The Post-Holocaust Jewish Experience

Like many of Elie Wiesel’s works, Dawn—and the entire Night Trilogy—is devoted to exploring the post-Holocaust Jewish experience. As an Auschwitz-Birkenau survivor himself, Wiesel imbued Elisha’s story with real-life details based on his own experiences. Elisha’s traumas at Buchenwald reflect one of millions of stories from Jewish concentration camp survivors. This is exemplified by his parents’ and community members’ deaths. In addition, Dawn touches on gentile Holocaust survivors’ experiences through characters like Stefan the German sculptor.

While addressing Jewish persecution by the Nazis, Wiesel explores the Jewish cultural relationship to that persecution. Even before the Holocaust, European Jewish culture was inextricable from what Gad calls a “persecution reflex.” Elisha has his own experiences with this reflex. When he learns about the Movement, he remarks: “This was the first story I had ever heard in which the Jews were not the ones to be afraid. Until this moment I had believed that the mission of the Jews was to represent the trembling of history rather than the wind which made it tremble” (17). This “trembling of history” refers to the numerous pogroms (antisemitic massacres) and exoduses that litter Jewish history, the latest being the Holocaust, the single most ambitious pogrom in modern history. After barely surviving genocide, Elisha finds the aggression fueling Revisionist Zionism refreshing and exciting.

Following World War II, political Zionism grew increasingly popular, especially among Jewish people. In the 1940s, modern Zionism’s creation was still in living memory, if barely. Meeting Gad is Elisha’s first brush with this ideology:

It was the first time I had heard any of these things. My parents had not been Zionists. To me Zion was a sacred ideal, a Messianic hope, a prayer, a heartbeat, but not a place on the map or a political slogan, a cause for which men killed and died (18).

As a Movement recruiter, Gad uses Jewish persecution and the sacred ideal of Zionism as rhetorical devices to gain Elisha’s interest.
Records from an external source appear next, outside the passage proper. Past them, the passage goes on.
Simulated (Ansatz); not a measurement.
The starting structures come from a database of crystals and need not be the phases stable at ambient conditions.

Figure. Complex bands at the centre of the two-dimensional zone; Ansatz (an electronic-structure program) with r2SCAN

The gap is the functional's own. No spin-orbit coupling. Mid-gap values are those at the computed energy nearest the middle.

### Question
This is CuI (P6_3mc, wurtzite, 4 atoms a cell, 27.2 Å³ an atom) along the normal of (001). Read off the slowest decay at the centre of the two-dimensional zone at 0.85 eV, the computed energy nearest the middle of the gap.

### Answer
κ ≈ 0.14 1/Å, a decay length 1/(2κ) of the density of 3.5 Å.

Going from Nazi death camps to a paramilitary terrorist organization is a jarring shift for Elisha. This shift is accompanied by much traveling, most of it compulsory. The Nazis flushed Elisha out of his hometown; they sent him to ghettos and to concentration camps. When the Americans liberated Buchenwald, he gained asylum in France and spent time in Paris and Normandy; from there, he left for British Mandatory Palestine. After spending years under violent attack because of his Jewishness, Elisha rapidly shifts gears and becomes a paramilitary combatant in the name of a sovereign Jewish state. He struggles to uncouple Jewish persecution and defense from Jewish aggression and extremism.

Victimhood

Elisha dwells heavily on the notion of Jews as the default victims of history. His time as a victim of Nazi violence seemed to confirm this belief. Gad presented Zionism as a panacea for Jewish victimhood, and in accepting the call for recruitment, Elisha became bent on defying the Jews’ historic role as “the ones to be afraid” (17). Nevertheless, Elisha is unable to shake his deep-seated feelings of powerlessness in the face of suffering and misfortune.

Elisha views himself as a victim of not just the Nazis and antisemitic violence, but also of Gad and the Movement. Even though he freely volunteered to join the Movement, he blames Gad for “making” him into a terrorist. Although he could technically choose to disobey the order to execute Dawson, he never even considers it. Elisha’s overwhelming feelings of powerlessness make it difficult for him to make active decisions and take responsibility for his own actions.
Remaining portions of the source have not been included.